How to build semantic search with Sentence Transformers

Semantic search compares a user query with document embeddings, so a support note can match words that are not typed exactly the same way. Sentence Transformers provides bi-encoder models that turn queries and documents into vectors before ranking the nearest matches by similarity.

The small in-memory pattern fits product FAQs, notes, tickets, and other corpora that can be embedded during startup or a batch refresh. Each text keeps an application ID beside it, the model encodes the document texts, and the search result returns the original ID plus a score that can be sent back to the application.

Use encode_document() for corpus text and encode_query() for user queries when the model supports query/document prompts. For corpora that outgrow exact in-memory search, keep the same embedding boundary and move the stored vectors into FAISS, Qdrant, or another vector index.

Steps to build semantic search with Sentence Transformers:

  1. Create the semantic search script.
    semantic_search_build.py
    from sentence_transformers import SentenceTransformer, util
     
    model = SentenceTransformer("sentence-transformers/all-MiniLM-L6-v2")
     
    documents = [
        {"id": "doc-001", "text": "Set up billing alerts for monthly cloud spending."},
        {"id": "doc-002", "text": "Reset expired password links from the account security page."},
        {"id": "doc-003", "text": "Rotate SSH keys for production deployment hosts."},
        {"id": "doc-004", "text": "Renew TLS certificates before the web server reload."},
        {"id": "doc-005", "text": "Export customer invoices from the finance dashboard."},
    ]
    query = "password reset link expired"
     
    corpus = [item["text"] for item in documents]
    corpus_embeddings = model.encode_document(
        corpus,
        convert_to_tensor=True,
        normalize_embeddings=True,
        show_progress_bar=False,
    )
    query_embedding = model.encode_query(
        query,
        convert_to_tensor=True,
        normalize_embeddings=True,
        show_progress_bar=False,
    )
     
    hits = util.semantic_search(query_embedding, corpus_embeddings, top_k=3)[0]
     
    print(f"Corpus embeddings: {tuple(corpus_embeddings.shape)}")
    print(f"Query: {query}")
    for rank, hit in enumerate(hits, start=1):
        item = documents[hit["corpus_id"]]
        print(f"{rank}. {item['id']} score={hit['score']:.4f} text={item['text']}")
     
    top_item = documents[hits[0]["corpus_id"]]
    if top_item["id"] == "doc-002":
        print("Semantic search check: pass")
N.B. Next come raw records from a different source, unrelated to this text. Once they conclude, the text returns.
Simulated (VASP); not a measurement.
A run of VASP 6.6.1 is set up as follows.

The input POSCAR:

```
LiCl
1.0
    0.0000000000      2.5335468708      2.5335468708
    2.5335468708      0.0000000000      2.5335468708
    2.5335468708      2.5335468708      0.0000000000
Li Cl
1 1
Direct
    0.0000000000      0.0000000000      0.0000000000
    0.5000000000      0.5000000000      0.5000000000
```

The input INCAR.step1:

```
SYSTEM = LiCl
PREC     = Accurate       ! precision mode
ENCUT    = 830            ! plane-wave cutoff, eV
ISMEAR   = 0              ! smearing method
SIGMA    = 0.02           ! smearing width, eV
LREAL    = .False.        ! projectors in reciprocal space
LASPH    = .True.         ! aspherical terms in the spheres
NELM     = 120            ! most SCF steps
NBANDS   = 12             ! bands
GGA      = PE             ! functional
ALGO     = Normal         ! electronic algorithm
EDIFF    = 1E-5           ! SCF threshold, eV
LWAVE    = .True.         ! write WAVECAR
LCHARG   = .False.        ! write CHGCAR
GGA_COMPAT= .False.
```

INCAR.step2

    Use a Python environment where Sentence Transformers is installed before running the script.
    Related: How to install Sentence Transformers with pip

  2. Run the semantic search script.
    $ python semantic_search_build.py
    Corpus embeddings: (5, 384)
    Query: password reset link expired
    1. doc-002 score=0.8394 text=Reset expired password links from the account security page.
    2. doc-004 score=0.3238 text=Renew TLS certificates before the web server reload.
    3. doc-001 score=0.0895 text=Set up billing alerts for monthly cloud spending.
    Semantic search check: pass

    The first tuple value is the number of indexed documents, and the second value is the embedding dimension from the selected model.

  3. Confirm that doc-002 appears first and that the script prints Semantic search check: pass.

    The exact score can change with a different model or corpus, but the highest-ranked ID should belong to the record that matches the query intent.